Key Highlights
- Lululemon shares plummeted over 12% Thursday following the CEO announcement, reaching a new 52-week low
- Nike veteran Heidi O’Neill, with 27 years at the sportswear giant, will assume the CEO position on September 8, 2026
- Market analysts expressed concern over O’Neill’s lack of experience leading a publicly traded company
- Stifel continues its Hold rating with a price target of $176; 17 analysts have lowered earnings projections
- Year-to-date losses for the athletic apparel retailer now exceed 30% in 2026, with analysts maintaining neutral positions at $190
On Wednesday, Lululemon Athletica announced the appointment of Heidi O’Neill as its incoming chief executive officer. The market response was swift and severe, with shares plunging over 12% Thursday and hitting a new 52-week low of $143.96.
O’Neill’s tenure will officially commence on September 8, 2026, at which point she’ll also become a board member.
Her background includes nearly three decades at Nike, where she held the position of President of Consumer, Product and Brand most recently. While her credentials are impressive, they lack one critical element that concerned the market: experience as a public company chief executive.
Lululemon Athletica Inc., LULU
This gap in her experience surprised market participants. As William Blair analysts pointed out, O’Neill “was not a name bandied around on Wall Street given no prior public company CEO experience.”
The extended timeline compounds the challenge. With O’Neill not starting until September, Lululemon faces several more months operating without permanent leadership at the helm. This extended transition period comes at an inopportune moment for a company already navigating turbulent waters.
O’Neill steps into the position vacated by Calvin McDonald, who departed in January. The leadership vacuum arrives amid heightened pressure from activist investor Elliott Investment Management and founder Chip Wilson, both advocating for governance reforms.
Analyst Perspectives
Stifel has reaffirmed its Hold position on LULU while maintaining its $176 price target. Based on Thursday’s closing price of $144.03, this suggests roughly 22% upside potential.
The investment firm acknowledged O’Neill’s strengths in brand development and distribution strategy. However, Stifel raised questions about the company’s capacity to control fixed expenses and expand market share in an increasingly crowded domestic landscape.

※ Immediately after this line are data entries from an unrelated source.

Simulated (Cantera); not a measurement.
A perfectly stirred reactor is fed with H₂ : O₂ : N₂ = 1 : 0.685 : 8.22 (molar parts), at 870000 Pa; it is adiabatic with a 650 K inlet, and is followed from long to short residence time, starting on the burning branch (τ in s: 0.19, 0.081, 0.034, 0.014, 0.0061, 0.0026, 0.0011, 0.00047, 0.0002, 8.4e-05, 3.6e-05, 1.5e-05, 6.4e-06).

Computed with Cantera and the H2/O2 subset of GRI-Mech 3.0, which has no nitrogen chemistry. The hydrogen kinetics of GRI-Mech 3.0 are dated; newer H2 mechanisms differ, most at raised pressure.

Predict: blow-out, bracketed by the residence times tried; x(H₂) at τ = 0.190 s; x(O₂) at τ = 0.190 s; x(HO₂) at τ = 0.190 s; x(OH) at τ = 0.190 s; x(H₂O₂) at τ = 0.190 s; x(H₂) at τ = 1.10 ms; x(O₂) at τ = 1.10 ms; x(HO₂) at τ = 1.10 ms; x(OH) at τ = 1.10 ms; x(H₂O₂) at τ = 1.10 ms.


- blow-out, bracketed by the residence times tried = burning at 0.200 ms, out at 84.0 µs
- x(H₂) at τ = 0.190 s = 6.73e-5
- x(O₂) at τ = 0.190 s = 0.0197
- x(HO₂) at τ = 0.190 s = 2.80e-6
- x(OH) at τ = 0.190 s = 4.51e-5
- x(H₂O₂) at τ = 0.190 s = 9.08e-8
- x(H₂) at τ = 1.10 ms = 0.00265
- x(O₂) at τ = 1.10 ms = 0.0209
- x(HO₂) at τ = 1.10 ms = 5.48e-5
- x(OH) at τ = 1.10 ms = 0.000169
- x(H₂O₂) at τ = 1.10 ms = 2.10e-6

Their valuation methodology applies a 13x multiple to projected fiscal 2027 earnings per share of $13.50, arriving at the $176 target.
Firms including Piper Sandler, Baird, and Guggenheim maintained their existing ratings, each setting price objectives at $190. Guggenheim’s Simon Siegel commented that the selection “might surprise many investors” — an assessment validated by Thursday’s market reaction.
The Nike Connection
O’Neill’s extensive history at Nike presents an unavoidable comparison, particularly given Nike’s current challenges. Nike shares have similarly declined nearly 30% in 2026 as the company navigates its own strategic pivot, potentially amplifying investor concerns about O’Neill’s appointment.
The fairness of this association remains debatable. O’Neill’s responsibilities centered on consumer engagement and brand strategy rather than operational management, and Stifel indicated her expertise aligns well with Lululemon’s strategic direction.
LULU currently commands a P/E ratio of 10.9. According to InvestingPro analysis, current valuation levels suggest the stock may be underpriced, despite 17 analysts reducing earnings forecasts ahead of the upcoming earnings report.
From an expansion perspective, Lululemon continues its international growth strategy with its Mexican market entry through lululemon.mx, planning to open eight new locations during fiscal 2026.
Shares have declined more than 30% year-to-date, trading near the 52-week low of $143.96.